The Spencer Museum of Art at the University of Kansas in Lawrence shares the beauty and significance of Native fashion in a new exhibition by that same name. “Native Fashion” explores the diversity and ingenuity of wearable artworks produced by Native people from the 19th century into today. On view are traditional garments, contemporary couture and streetwear, and an expansive array of accessories, including jewelry, bags, and other adornments.

“’Native Fashion’ offers our audiences a compelling opportunity to explore fashion as both core to Native identity and as a living art that continues to have meaning and impact to tribal communities,” Saralyn Reece Hardy, the Marilyn Stokstad Director of the Spencer Museum of Art, said. 

The Museum tells this story through four themes: resilience, representation, resistance, and relations.

Spencer Museum of Art at the University of Kansas in Lawrence “Native Fashion” exhibition installation image. Photography by Ryan Cole Waggoner. Courtesy the Spencer Museum of Art.

Spencer Museum of Art at the University of Kansas in Lawrence “Native Fashion” exhibition installation image. Photography by Ryan Cole Waggoner. Courtesy the Spencer Museum of Art.

Resilience” explores Indigenous innovation and resourcefulness in the use and development of materials and techniques. This includes an examination of how trade among Native communities, and later Europeans, influenced craft, design, and embellishment. 

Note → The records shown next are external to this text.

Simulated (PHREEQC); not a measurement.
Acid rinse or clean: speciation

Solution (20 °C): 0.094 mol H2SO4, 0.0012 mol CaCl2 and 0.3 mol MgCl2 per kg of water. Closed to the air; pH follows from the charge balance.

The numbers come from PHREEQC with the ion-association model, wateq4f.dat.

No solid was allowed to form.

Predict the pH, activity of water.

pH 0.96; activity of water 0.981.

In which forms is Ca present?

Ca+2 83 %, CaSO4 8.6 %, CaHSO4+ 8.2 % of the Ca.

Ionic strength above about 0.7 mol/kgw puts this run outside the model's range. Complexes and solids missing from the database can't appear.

“Representation” celebrates the diversity of tribal nations showcasing various styles of traditional and contemporary dress. The exhibition features makers from over 40 tribal nations. Among the contemporary artists with work on view are superstars in the fashion and broader art worlds like Teri Greeves (Kiowa) – a bead worker who’s participated in countless museum exhibitions and was featured this summer in the New York Times – Jamie Okuma (Luiseno, Shoshone-Bannock, Wailaki, and Okinawan) – who has outfitted attendees at the Met Gala and Oscar nominee Lilly Gladstone at the Independent Spirit Awards – Patricia Michaels (Taos Pueblo) – who took first runner up on Season 11 of Bravo’s “Project Runway” with her Native inspired fashion – Chris Pappan (Osage, Kaw, Cheyenne River Lakota Sioux), Ryan Redcorn (Osage), Wendy Red Star (Apsáalooke) – an artist with numerous solo shows at major museums around the nation over the past three years – Cara Romero (Chemehuevi) – her photography has been exhibited at the Metropolitan Museum of Art – and Diego Romero (Cochiti Pueblo).

The impact of celebrity designers like these has already had a trickle-down effect on Native fashion; their breakthroughs should fuel the movement forward for years to come according to Sydney Pursel (Iowa Tribe of Kansas and Nebraska), Spencer Museum of Art Curator for Public Practice, who curated the show alongside a group of Indigenous advisors and collaborators.

“Seeing someone who looks like you or represents your culture at major fashion festivals and on television shows like ‘Project Runway’ inspires younger generations to follow their dreams,” Pursel said. “It shows that it is possible to come from a small Indigenous community and succeed on the big stage. It was exciting for all Natives, not just those from Taos Pueblo, to root for Patricia Michaels on ‘Project Runway.’ She made all of Indian Country proud!”

“Resistance” examines the impact of colonization, government policies, and activism on Indigenous identity and dress, including the ways in which activist groups utilize wearable symbols for awareness and solidarity.

Pursel credits resistance for the notoriety Native designers are currently experiencing.

Cara Romero, ‘Naomi,’ 2018. The Nelson-Atkins Museum of Art, Kansas City, Missouri (Gift of Steven and Keely Rosenberg).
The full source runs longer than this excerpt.